Monitoring of the Soil Thermal Regime under Irrigated Forage Sorghum (Sorghum bicolor L. Moench) at Shambat, Khartoum State, Sudan
This study was undertaken in a field cultivated with forage sorghum sown on 15 May, 2013, fertilized with urea at a rate of 100 kg N/fed. and furrow-irrigated every fifteen days. Air and soil temperatures were measured daily at 8, 14 and 15 hours during the period 1 July – 31 August, 2013. Air temperature (Ta) was measured at 2 m above ground level. Soil temperature was measured at depths: 0, 2.5, 5, 10, 20, 30 and 50 cm. At 8 hrs in July, the mean monthly Ta, soil surface (T0), 0-50 cm (T0-50) and 20-50 cm (T20-50) temperatures were 31.7, 30.4, 31.1, and 31.8 oC, respectively. While in August these mean monthly temperatures were successively 28.8, 28.3, 29.0 and 29.7 oC. They were respectively lower than those of July due to higher rainfall and relative humidity of air in August. The coefficient of variation (CV) of the monthly air and soil temperatures were relatively low, ranging between 2.5 and 6.1 in July and 4.6 and 8.4 in August. For both months, the mean daily or monthly soil temperature profile depicted an increase in temperature with increase of depth till 20 cm and then it leveled off to 50 cm. At 14 hrs the mean monthly Ta, T0, T0-50, and T20-50 were respectively 41.5, 47.3, 39.2 and 33.5 oC in July, and 32.7, 36.1, 33.3 and 30.9 oC in August. At this hour for both months, the mean daily or monthly soil temperature decreased with increase of depth till 20 cm and then they leveled off to 50 cm. In both months and all monitoring times the CV of the mean daily or monthly temperature in 20-50 cm was very low. In both months and at the three times, soil monthly profiles fitted a highly significant (p £ 0.01) polynomial equation of the second degree with very high coefficient of determinations (r2) ranging between 0.881-0.987. The daily and monthly soil temperature profiles at 15 hours were nearly similar to those at 14 hrs. At 14 hrs in July the maximum Ta, T0, T0-50, and T20-50 values reached 48.3, 60.7, 46.6 and 33.9, respectively. They were consecutively 44.4, 59.3, 46.6, and 39 oC in August. These relatively high values triggered by climate change may cause heat stress at various crop development stages and consequently reduce its growth and productivity.

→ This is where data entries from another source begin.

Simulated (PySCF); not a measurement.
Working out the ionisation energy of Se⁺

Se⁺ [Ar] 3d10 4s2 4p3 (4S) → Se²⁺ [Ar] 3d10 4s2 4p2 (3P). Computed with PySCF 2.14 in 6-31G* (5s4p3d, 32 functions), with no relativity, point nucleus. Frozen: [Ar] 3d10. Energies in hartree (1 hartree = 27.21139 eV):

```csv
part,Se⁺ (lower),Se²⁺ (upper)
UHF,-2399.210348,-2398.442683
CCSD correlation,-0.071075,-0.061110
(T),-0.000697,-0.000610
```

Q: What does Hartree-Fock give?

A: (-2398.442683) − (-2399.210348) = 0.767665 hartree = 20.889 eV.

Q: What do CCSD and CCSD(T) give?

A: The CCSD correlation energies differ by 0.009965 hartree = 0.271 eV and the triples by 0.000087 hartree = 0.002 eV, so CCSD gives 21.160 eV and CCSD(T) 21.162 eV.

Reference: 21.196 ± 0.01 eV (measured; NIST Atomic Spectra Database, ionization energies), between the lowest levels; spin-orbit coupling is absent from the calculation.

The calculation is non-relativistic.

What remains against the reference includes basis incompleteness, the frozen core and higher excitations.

Abass, Fatima Awadalla 2015. Soil Temperature Regime Under Some Irrigated Field Crops at Shambat, Khartoum State, Sudan. M.Sc. (Desertification) Thesis, University of Khartoum, Sudan.
Adam, H.S. 2008. Agroclimatology, crop water requirement and water Management, Gezira Printing and Publishing Co. Ltd, Wad Medani, Sudan, 168pp.
Baver, L.D., Gardner, W.H., and Gardner, W.R. 1972. Soil Physics, 4th edition, John Wley and Sons, New York, USA.
Blake, G.R. 1965. Bulk density. In: Methods of Soil Analysis, Part 1, pp374-390, C.A. Black et al. (eds), Agronomy Mongraph No. 9, American Society of Agronomy, Inc., Publisher, Madison, Wisconsin, USA.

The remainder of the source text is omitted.